A new nationwide study by the Institute for Liberty and Policy Innovation (ILAPI) has sparked a national conversation about the true cost of doing business in Ghana.
The report warns that an overwhelming and inefficient regulatory environment is silently draining the lifeblood of Ghana’s micro, small and medium enterprises (MSMEs). According to the findings, the current system functions like a hidden tax on entrepreneurship, pushing many businesses into stagnation and millions of Ghanaians into unemployment and poverty.
According to ILAPI’s research, conducted between September 2024 and July 2025 and involving 600 MSMEs across manufacturing, ICT and tourism, the average small business spends substantial sums on basic regulatory requirements. Entrepreneurs spend an average of GH₵1,030 to register a business, GH₵1,275 to obtain a permit from MMDAs and up to GH₵10,100 on licensing. Some respondents even reported costs as high as GH₵20,000.
For MSMEs that often operate on thin margins, these costs are alarming. The study observed that most of these expenses are driven up by reliance on middlemen popularly known as “goro boys.” Eighty four percent of the surveyed businesses admitted to using these intermediaries to navigate Ghana’s slow and fragmented regulatory system.
While the Office of the Registrar of Companies stipulates 14 working days for business registration, 40.8 percent of business owners said they waited more than a month. Those who avoided middlemen waited up to six months or more.
The report concludes that these delays and inefficiencies have turned registration and licensing into an unofficial tax on entrepreneurs struggling to formalize their operations.

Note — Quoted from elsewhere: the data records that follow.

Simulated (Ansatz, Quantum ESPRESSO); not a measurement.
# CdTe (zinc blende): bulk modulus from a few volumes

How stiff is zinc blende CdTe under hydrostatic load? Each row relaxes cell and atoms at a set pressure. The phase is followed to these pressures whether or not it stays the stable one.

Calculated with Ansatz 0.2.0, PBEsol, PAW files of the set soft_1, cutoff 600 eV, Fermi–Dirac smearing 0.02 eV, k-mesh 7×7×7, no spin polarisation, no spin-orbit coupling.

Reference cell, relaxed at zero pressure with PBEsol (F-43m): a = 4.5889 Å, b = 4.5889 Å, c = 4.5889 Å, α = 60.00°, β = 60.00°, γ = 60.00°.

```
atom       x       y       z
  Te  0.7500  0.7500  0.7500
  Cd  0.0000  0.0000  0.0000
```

A Regulatory Trap That Destroys Jobs Before They Exist
One of the most troubling insights from the ILAPI study is the direct impact of regulatory costs on job creation. If the average MSME spends 30 percent of its working capital on compliance, the think tank estimates that each business loses the potential to hire at least three workers. Given that Ghana has more than one million MSMEs, the country could be losing up to three million jobs every year due to regulatory bottlenecks.
“This is not just a business problem. This is a national employment crisis. Bureaucracy is silently pushing millions into unemployment and poverty,” the study cautions. Many young entrepreneurs who lose significant capital in regulatory processes abandon their ventures entirely and instead pursue risky migration journeys overseas.
The High Cost of Staying Formal
Ghana’s informal sector contributes nearly 70 percent to GDP and employs about 86.4 percent of the population. The ILAPI study reveals that the growth of informality is not driven by choice. Entrepreneurs are increasingly turning away from formalization because the costs are simply too high. More than half of the SMEs surveyed, 57.3 percent, were operating without the required licenses.
According to the report, the heavy regulatory burden discourages formal sector participation. It weakens revenue mobilization, undermines investor confidence and blocks businesses from accessing credit and government support. For an economy seeking structural transformation, this trend is deeply concerning.
Businesses, particularly those in manufacturing, ICT and tourism, are forced to navigate a complex web of institutions and laws. Manufacturing companies interact with as many as 13 different agencies including the Environmental Protection Agency, Food and Drugs Authority, Ghana Standards Authority, Ghana National Fire Service, Local Government units, Public Health Authority and the Ghana Tourism Authority. These agencies often have overlapping mandates, resulting in repeated inspections, conflicting guidelines and multiple payment requirements.
This complex landscape poses a serious barrier to business expansion. Only 44.6 percent of micro businesses are able to transition to small enterprises and a mere 28.2 percent eventually grow into medium scale.
The ILAPI report emphasizes that this slow progression has little to do with market limitations but everything to do with regulatory pressure. “It takes some businesses over a decade just to move from micro to medium. This is not a market failure. It is a regulatory failure,” the study notes.
Urgent Reforms Needed to Support a 24 Hour Economy Vision
The ILAPI report makes a strong case for comprehensive reforms that will relieve SMEs of excessive regulatory burden. Key recommendations include the creation of a unified digital registration platform to remove duplication and reduce dependence on middlemen, decentralization of registration services through MMDAs and harmonization of regulations in sectors like manufacturing and tourism.
The study also calls for mandatory Regulatory Impact Assessments for new policies, one stop shops for each major sector and full digitization of post registration compliance. According to ILAPI, these reforms could reduce compliance costs by up to 40 percent and unlock significant job creation potential.
The report concludes with a caution. Ghana cannot achieve economic transformation or realize its 24 hour economy vision without addressing the deep rooted regulatory problems that constrain MSMEs.